When the dust finally settles on the presidential debate, President Obama and GOP presidential foe Mitt Romney will have spent nearly five hours battering each other on who can do the best or worst job on tax reform, job creation, deficit reduction and Middle East affairs.
These are the same issues that the two have talked to near life support for months on end. The pundits, a big chunk of the media and millions of Americans can virtually recite by rote the punch lines of both candidates on these issues. They are that familiar and worked over.
The same can’t be said of other big ticket items that affect tens of millions of Americans’ lives, pocketbooks and well-being. The most ignored of these issues is poverty. The figures from every recent study and survey on poverty and income inequality are increasingly well-known and appalling. More Americans in recent years have sunk below the poverty line. Their income gap has widened to the greatest spread in decades. And more Americans have slid from what once was considered the middle class into the ranks of the poor.
Romney has uttered the word “poverty” a couple of times on the campaign trail, and Obama has referenced that people are hurting economically. But that’s about it.
Education is a close second of the ignored issues. Obama and Romney could do a whole debate on this one. They can tell what’s right or wrong about charter schools versus public schools, and what they’d do to make both either more widespread in the case of charters, or more effective in the case of public schools.
The U.S. has long had the dubious distinction of incarcerating more of its citizens than many nations combined. The number jailed has topped two million for several years. State legislators have pulled their hair out trying to figure out some way — any way — to get a handle on the surging incarceration numbers. They’ve farmed out inmates, wrestled with court orders to reduce the jail numbers, slashed budgets and come up with alternative-to-incarceration measures to end overcrowding.
The close kin to that ignored issue is the drug war. It has wreaked havoc and mayhem on families, swamped prisons and the courts, and ballooned state and federal prison budgets. Romney has been mute on the issue. Obama has taken quiet action to end the disparities in crack cocaine sentencing, and has hinted that drug reform will be a possible priority during his second term. But that’s where the talk on the issue has ended.
Then there’s the housing crisis. The No. 1 reason for the financial tumble that nearly collapsed the economy was the foreclosure debacle and the banks’ and finance industry’s well-documented abuses of it. Tens of thousands of homebuyers were victimized by the housing crisis and they are still underwater financially, facing foreclosure and the free-fall drop in their personal wealth from plummeting home equity.
Romney and Obama have talked about the crisis, and Obama has tried mightily to put reforms in place to help thousands save their homes. But it’s been missing from the campaign debate.

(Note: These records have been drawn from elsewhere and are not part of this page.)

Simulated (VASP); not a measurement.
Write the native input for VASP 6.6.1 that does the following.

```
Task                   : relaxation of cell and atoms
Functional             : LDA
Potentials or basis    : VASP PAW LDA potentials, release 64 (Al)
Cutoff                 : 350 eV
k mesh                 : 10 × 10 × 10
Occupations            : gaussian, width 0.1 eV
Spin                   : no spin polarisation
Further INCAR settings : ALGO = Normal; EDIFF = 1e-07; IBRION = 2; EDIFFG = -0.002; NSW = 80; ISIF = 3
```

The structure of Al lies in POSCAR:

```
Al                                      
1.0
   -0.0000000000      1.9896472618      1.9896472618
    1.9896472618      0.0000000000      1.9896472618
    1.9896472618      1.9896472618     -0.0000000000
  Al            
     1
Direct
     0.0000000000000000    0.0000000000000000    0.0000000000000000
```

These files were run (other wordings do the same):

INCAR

Civil Rights have been ignored in presidential debates for two decades. The issue is now even more compelling with the Supreme Court’s pending affirmative action decision. Yet the unwritten rule is the subject is out of bounds for debate. Race is simply too prickly, too charged, and too much of a minefield that candidates fear to tread through.
This is a natural segue to the debates that ignore what kind of Supreme Court Obama and Romney want to see. The Court will have a profound impact on law and public policy for years to come. There is an ocean-wide gulf between Obama and Romney’s views of what kind of justices they like, and their view of the court’s role in deciding law and public policy issues.
The jousts that Obama and Romney will engage in tell much about which candidate is the niftiest and nimblest on their feet with a pointed response or rebuttal to an attack.
But most Americans also want and demand some substance to go along with style points. This means, above all, talking about all the issues that impact the lives of Americans.
When a handful of issues are cherry-picked and encoded as templates that the candidates endlessly rehash, then the debates become thoroughly formulaic and predictable. This hasn’t changed during the past decade of presidential debates, and the Obama and Romney tiffs haven’t changed that either.
Earl Ofari Hutchinson is an author and political analyst.